You may notice a trend here at A Blog About Food. Most posts will be clean and healthy, since that it how we strive to eat in our home. And then every once and a while I post a not so healthy recipe like this when I hit a "healthy brick wall" and lose my freaking mind.
I've been asked a few times what I miss the most since eating healthier. While it seems natural to say things like "chocolate, cake or french fries," what I have missed more than all of those things is CHEESE. Cheddar, Mozzarella, Havarti, Gorgonzola, Parmesan, Brie, to name only a few. I am a total cheese head and I LOVES my cheese.
So, during Christmas, whilst I was on my brief healthy eating hiatus (I refuse to use the word diet, it's a lifestyle, right?) I made these potatoes. We had a ton of ham leftover and this was the perfect thing.

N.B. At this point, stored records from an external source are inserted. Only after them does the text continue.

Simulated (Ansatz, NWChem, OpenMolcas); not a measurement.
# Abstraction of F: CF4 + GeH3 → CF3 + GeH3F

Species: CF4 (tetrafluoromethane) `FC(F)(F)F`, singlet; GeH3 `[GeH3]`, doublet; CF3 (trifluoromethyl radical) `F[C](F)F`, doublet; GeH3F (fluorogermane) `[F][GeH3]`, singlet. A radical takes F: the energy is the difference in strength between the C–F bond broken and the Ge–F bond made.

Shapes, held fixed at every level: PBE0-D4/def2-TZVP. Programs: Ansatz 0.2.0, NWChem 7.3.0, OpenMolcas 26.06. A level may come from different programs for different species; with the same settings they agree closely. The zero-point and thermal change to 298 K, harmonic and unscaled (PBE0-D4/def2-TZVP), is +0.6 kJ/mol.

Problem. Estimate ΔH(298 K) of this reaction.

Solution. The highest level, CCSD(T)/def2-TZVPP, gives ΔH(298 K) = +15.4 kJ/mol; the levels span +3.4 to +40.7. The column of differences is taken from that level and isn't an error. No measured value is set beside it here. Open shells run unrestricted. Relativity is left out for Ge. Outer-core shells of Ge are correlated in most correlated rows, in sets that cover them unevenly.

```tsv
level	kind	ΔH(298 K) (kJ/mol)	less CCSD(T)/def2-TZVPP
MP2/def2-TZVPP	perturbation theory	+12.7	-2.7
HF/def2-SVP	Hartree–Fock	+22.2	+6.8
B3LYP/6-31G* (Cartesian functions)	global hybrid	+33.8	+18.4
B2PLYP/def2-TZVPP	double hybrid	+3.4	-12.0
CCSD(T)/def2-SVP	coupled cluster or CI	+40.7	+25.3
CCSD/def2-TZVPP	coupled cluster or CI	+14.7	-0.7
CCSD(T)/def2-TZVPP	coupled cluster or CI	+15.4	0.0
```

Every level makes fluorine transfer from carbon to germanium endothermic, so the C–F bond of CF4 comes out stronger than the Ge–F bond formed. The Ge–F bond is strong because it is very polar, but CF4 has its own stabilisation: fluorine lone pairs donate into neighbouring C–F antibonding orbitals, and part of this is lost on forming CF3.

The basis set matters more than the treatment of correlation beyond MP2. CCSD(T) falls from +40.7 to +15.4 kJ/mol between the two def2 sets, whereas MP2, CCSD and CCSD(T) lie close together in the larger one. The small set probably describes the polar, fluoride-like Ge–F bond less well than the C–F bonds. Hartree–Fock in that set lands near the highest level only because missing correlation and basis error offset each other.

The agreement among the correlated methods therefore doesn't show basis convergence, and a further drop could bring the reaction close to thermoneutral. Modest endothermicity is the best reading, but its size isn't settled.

The tangy and delicious flavor is actually inspired by my blog buddy Kim at Stirring the Pot. She talks often about her love for mustard, and has even featured an amazing Dragon Ale mustard cheese from Whole Foods, which I now purchase every Christmas. While I was making the potatoes I felt the sauce was a bit bland and definitely needed a kick. In goes the rest of that creamy Dragon Ale cheese, along with a couple tablespoons of yellow mustard and we were all in cheesy, hammy (it's a word), heaven. Thanks Kim, your love for mustard saved our meal!
Ham and Potatoes
Adapted from Cooking Light June 2005 (see, it's Cooking Light, not too bad, right?)
2 teaspoons butter
1 medium onion (about 5 1/2 ounces), thinly sliced
3 garlic cloves, minced
4 cups 2% reduced-fat milk
1 teaspoon salt
1/4 teaspoon freshly ground black pepper
3 ounces all-purpose flour (about 2/3 cup)
6 ounces extra shredded sharp cheddar cheese (1 1/2 cups), divided (or Dragon Ale mustard cheese if you have it)
1-2 tablespoons yellow or Dijon mustard, to taste
6 ounces diced ham (about 1 1/4 cups)
3 pounds peeled baking potatoes, cut into 1/8-inch-thick slices
Preheat oven to 350°.
Melt butter in a Dutch oven over medium-high heat. Add onion and garlic; sauté 5 minutes or until onion is tender. Combine milk, salt, pepper, and flour, stirring with a whisk. Add milk mixture to pan. Bring to a simmer; cook until slightly thick (about 2 minutes), stirring frequently. Add 4 ounces cheese, mustard and ham, stirring until cheese melts. Stir in potatoes.
Place the potato mixture in a 13 x 9-inch baking dish coated with cooking spray. Sprinkle potato mixture with remaining 2 ounces of cheese. Cover with foil coated with cooking spray. Bake at 350° for 45 minutes. Uncover and bake an additional 30 minutes or until lightly browned and potatoes are tender. Let stand 15 minutes before serving.
What I'm Reading
Technically I'm not reading this, I read it a few months ago, but even if I'd read it a few years ago, I'd be completely remiss not to share it with as many people as possible. It's easily one of the best books I've ever read.
Usually after a read a book, I smile, close the book, and start thinking about my next one right away. This was one of those books that I closed and then sat on the couch for about fifteen minutes absorbing the amazingness that was this book. I then had to get online and find any extra info, photos or interviews that I could.
Whether you are a WWII buff or not, read this book. It follows the life of Louis Zamperini from childhood, into the war, and then his life after the war. It is gripping, intense, inspiring and so touching. His experience as a bombardier, fighting on the Pacific side are just incredible. I also loved learning more about what happened in Japan during the war, where most of my WWII books are centered around the Holocaust.
Read it, and then let me know so we can cyber-highfive about how great this book is.